DN: We’ve been listening to Gabrielle Bates read from Judas Goat. Okay, we have another question for you.

Patrycja Humienik: Hi, Gabby. It’s Patrycja. I am so moved by Judas Goat. It’s a book that is instantly felt and rewards the reader with each subsequent read. Congratulations on this brilliant debut. I just know I’ll be returning to it again and again. As for my question, when you spoke about this book back before it was picked up by Tin House for my Before The First Book mini-series at The Rumpus back in 2021, you mentioned what you’d originally thought your first book would more overtly reckon with, the American South and your hometown of Birmingham, and you said that, “Reckoning with public histories and place on the page requires skills I’m only slowly acquiring.” Now that you’re bringing Judas Goat into the world, I wanted to return to this question of engaging with public histories. I wonder what is most challenging for you as a poet when engaging with place and what is changing, if anything, about how you write and research since finishing your first book. Thank you.

GB: I highly recommend being friends with really brilliant and kind other writers. I just want to throw that out there. What a beautiful question. I’ll start to answer by saying that I have this massive document on my computer of all of these scraps of history about Alabama and about Birmingham, and ideas for possible poems or engagements with that that are always brewing and every once in a while, I will make an attempt to work with that material. I’ve been really enjoying the psychic space that having this book under contract opened up for me in my creative life, was like knowing that this book was going to become an object in the world, that was going to happen, answered this question that I’d been asking myself for so many years of, “Will it ever happen? Will it ever happen? Will I ever publish a book?” I’ve loved the freedom, now that I’m outside of this particular project, to reevaluate and read the types of books that I wasn’t reading before. I’ve been reading a lot more non-fiction, things that feel less explicitly engaged with a certain creative project. It’s been really enjoyable just not to try to be producing anything really. I think I’ve learned about myself that if I try to go after a project directly, it’s never going to happen anyway. So if I want to write a book that’s really more explicitly engaged with the South, with Alabama, with Birmingham, I think I’m going to have to trick myself into it, misdirect in a way, then allow all of that research, and thinking to enter as they will or won’t. I know many writers think about this idea but that is still something I would love to do. I had originally envisioned my first book as being very much like a deep south sci-fi situation which would feel somewhat novelistic in some ways but also would be very much doing what poetry does but I couldn’t just go after that book. The writing felt really hollow to me. I’ll continue to take the poems that come as they come and chase the life where the life leads. I can have all sorts of ideas for what I’d like to write about but at the end of the day, I’m just going to have to go with what if anything I can make live.

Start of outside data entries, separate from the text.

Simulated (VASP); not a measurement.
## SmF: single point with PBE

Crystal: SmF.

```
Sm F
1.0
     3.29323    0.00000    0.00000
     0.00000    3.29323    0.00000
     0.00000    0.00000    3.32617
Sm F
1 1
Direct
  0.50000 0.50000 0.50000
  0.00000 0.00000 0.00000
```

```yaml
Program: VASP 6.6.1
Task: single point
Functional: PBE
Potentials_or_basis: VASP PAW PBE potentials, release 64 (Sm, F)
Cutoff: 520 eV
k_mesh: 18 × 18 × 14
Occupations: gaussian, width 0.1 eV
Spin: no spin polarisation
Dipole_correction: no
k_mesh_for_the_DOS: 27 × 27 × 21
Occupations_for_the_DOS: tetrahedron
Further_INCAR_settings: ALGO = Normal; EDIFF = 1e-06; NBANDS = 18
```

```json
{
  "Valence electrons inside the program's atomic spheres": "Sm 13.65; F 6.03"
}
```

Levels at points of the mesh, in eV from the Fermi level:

DN: Well, you have another tweet of yours that goes, “When our lives inevitably intertwine with the lives of other human beings, over whom we hold, due to some structural hierarchy, a degree of power, what are loving, ethical ways to write into those relationships, I wonder? Are there any?” I have no idea what power relation you were thinking of when you tweeted this but I thought of this tweet when Patrycja quoted you about wanting to be able to write more into the American South and not yet feeling like you had the tools or language, and also thinking of your writing about Maggie Nelson’s book On Freedom where you say, “I know writers can’t always control where their obsessions or scholarly interests take them, but the absence of substantive discussion about incarceration or literal policing in a book called On Freedom by an American writer in 2021 felt palpable to me,” or when you were writing about Lucille Clifton saying, “I believe, as Jericho Brown points out in his essay ‘Love the Masters,’ all art is political in that it either supports or critiques the status quo. Because we are all raced beings, whether we consider ourselves to be or not, all our poems are in conversation with racial issues. I tend to read and write every poem, whether it mentions race explicitly or not, through this lens.” It made me wonder, when you say you don’t have the tools to write the types of poems you’d like to write about the American South but you’re moving that way, if part of this was a question of writing about race or not. I’m imagining that it was but you don’t say as much either in the tweet or in your response today or in your writing in the discussion on the roundtable. But am I wrong to think that might be part of it given your engagement with race in these other places?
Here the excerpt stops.